Delhi High Court
Canara Bank vs M/S Pick Up Auto Products on 17 December, 2013
Author: Rajiv Sahai Endlaw
Bench: Rajiv Sahai Endlaw
*IN THE HIGH COURT OF DELHI AT NEW DELHI
% Date of decision: 17th December, 2013
+ RFA 318/2012 & CM No.12925/2012 (of appellant u/O 6 R-17
CPC).
CANARA BANK ..... Appellant
Through: Mr. K.K. Nirmal, Adv.
Versus
M/S PICK UP AUTO PRODUCTS ..... Respondent
Through: None.
CORAM :-
HON'BLE MR. JUSTICE RAJIV SAHAI ENDLAW RAJIV SAHAI ENDLAW, J
1. The appeal impugns the judgment and decree dated 4th February, 2012 of the Court of the Addl. District Judge (Central-07), Delhi of dismissal of Suit No.147/2010 filed by the appellant Bank for recovery of Rs.3,55,728/-
from the respondent / defendant.
2. Notice of the appeal and of the application for condonation of 73 days delay in filing of the appeal and of the application for amendment of the plaint was issued. The said notice was returned back with the report of "no such company in existence at the address given". Liberty was given to the appellant/plaintiff Bank to serve the respondent at a fresh address. Vide RFA No.318/2012 Page 1 of 8 order dated 30th July, 2013 the respondent/defendant was permitted to be served by publication. Such publication has been effected. None appeared for the respondent/defendant before the Registrar (Appellate) on 27th September, 2013 and before this Bench on 25th November, 2013 when the respondent/defendant was proceeded against ex parte, the delay in filing the appeal condoned, the appeal admitted for hearing and the counsel for the appellant/plaintiff Bank was heard and the judgment reserved and the Trial Court record was requisitioned for perusal before pronouncement. The Trial Court record has been received and perused.

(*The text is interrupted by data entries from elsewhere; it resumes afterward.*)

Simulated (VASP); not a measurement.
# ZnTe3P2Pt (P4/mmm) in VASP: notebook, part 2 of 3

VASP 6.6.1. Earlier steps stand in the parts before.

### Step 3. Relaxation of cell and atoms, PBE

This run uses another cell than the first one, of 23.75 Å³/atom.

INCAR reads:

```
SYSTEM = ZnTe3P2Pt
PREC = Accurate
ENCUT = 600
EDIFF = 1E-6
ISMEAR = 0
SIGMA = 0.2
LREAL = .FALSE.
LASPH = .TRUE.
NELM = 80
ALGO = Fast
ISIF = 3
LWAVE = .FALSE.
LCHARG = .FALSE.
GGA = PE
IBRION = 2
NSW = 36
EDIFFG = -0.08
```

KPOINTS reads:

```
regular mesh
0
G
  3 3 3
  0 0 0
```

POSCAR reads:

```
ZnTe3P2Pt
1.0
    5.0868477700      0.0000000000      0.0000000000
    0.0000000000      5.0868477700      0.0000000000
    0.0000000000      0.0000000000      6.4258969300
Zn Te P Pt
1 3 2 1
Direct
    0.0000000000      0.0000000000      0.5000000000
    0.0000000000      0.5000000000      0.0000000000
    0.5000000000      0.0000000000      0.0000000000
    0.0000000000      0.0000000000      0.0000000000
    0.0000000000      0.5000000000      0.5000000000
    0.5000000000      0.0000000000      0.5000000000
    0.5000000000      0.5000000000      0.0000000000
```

3. The appellant/plaintiff Bank instituted the suit from which this appeal arises, pleading:-
(a) that the respondent/defendant is a proprietary concern of Shri H.L. Virmani;
(b) that the respondent/defendant on 19th September, 2002 opened a current account with the Arya Samaj Road, Karol Bagh Branch of the appellant/plaintiff Bank with a Temporary Over Draft (TOD) facility;
RFA No.318/2012 Page 2 of 8
(c) that in the routine process the appellant/plaintiff Bank debited two cheques for Rs.1,04,000/- and Rs.2,17,471/- to the account of the respondent/defendant by allowing TOD on 4 th February, 2010;
(d) that on account of these debits the current account of the respondent/defendant was permitted to be over drawn for a sum of Rs.3,21,471/- as on 31st July, 2010, with interest was showing TOD of Rs.3,55,728/-; and,
(e) the respondent/defendant did not make re-payment of the TOD inspite of repeated requests and reminders.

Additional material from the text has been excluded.